Upendra Chapter 16 - The Java Memory Model
Throughout the book, the topic of the Java Memory Model (JMM) was avoided as this includes some low-level details answering the question “why” certain design decisions work.
Throughout your practice, sticking to those design decisions suffices for you to write effective concurrent code. However, understanding the why behind those decisions might help some to understand them better.
What is a memory model and why would I want one?
Given the statement:
aVariable = 3;
The JMM answers the question “under what circumstances, does a thread that reads the variable sees the most recent value (3)?”. In other words, the JMM is a set of guarantees which the JVM makes regarding memory operations. Those can be leveraged by developers in order to write thread-safe code.
Why do we need such guarantees? Because the most restrictive guarantee - e.g. a thread will always see the latest value, will severely limit the potential performance optimizations the JVM might do behind the scenes to improve performance.
Much of the advances in processing speed over the years is attributed to such optimizations - caching, pipelined instruction execution, time when a value in cache is committed to main memory, etc.
Instead, the JVM doesn’t make such restrictive guarantees, but provides the JMM which does list the guarantees the JVM makes.
One such guarantee is that in a single-threaded environment, the JVM will maintain within thread as-if-serial semantics. In other words, some performance optimizations might be going on behind the scenes to optimize execution, but from the user’s perspective, the program is executing linearly.

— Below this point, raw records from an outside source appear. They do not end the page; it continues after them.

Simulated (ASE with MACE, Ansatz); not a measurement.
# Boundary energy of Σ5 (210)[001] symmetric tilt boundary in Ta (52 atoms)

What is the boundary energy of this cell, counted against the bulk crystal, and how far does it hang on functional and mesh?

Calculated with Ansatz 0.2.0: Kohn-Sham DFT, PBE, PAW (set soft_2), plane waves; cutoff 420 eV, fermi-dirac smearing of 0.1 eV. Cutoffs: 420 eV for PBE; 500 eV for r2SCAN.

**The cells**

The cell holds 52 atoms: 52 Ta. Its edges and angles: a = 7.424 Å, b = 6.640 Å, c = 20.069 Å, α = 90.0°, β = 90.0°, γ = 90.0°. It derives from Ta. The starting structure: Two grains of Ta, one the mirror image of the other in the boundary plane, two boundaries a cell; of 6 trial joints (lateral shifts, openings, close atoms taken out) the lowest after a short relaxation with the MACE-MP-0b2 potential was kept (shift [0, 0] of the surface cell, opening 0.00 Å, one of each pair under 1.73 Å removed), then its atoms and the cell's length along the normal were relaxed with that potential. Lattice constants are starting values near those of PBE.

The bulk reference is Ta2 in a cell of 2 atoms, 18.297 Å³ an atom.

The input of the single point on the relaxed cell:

In a multi-threaded environment, on the other hand, this guarantee does not hold & inter-thread coordination depends on the developer adding proper synchronization.
Platform memory models
Processors have their own memory models which make certain guarantees about what other processors can see at any time.
The JMM shields the developer from the platform-specific memory models & provides a common model which is shared across all platforms. The differences between the JMM and the platform-specific memory model are managed by inserting memory barriers at appropriate places in order to hold the JMM guarantees (even if the platform MM doesn’t).
Reordering
All problems which occur due to threads executing their operations out of order are summarized as reorderings.
Example:
public class PossibleReordering {
static int x = 0, y = 0;
static int a = 0, b = 0;
public static void main(String[] args) throws InterruptedException {
Thread one = new Thread(new Runnable() {
public void run() {
a = 1;
x = b;
}
});
Thread other = new Thread(new Runnable() {
public void run() {
b = 1;
y = a;
}
});
one.start(); other.start();
one.join(); other.join();
System.out.println("( "+ x + "," + y + ")");
}
}
This program can print all possible values - (0, 0), (0, 1), (1, 0), (1, 1)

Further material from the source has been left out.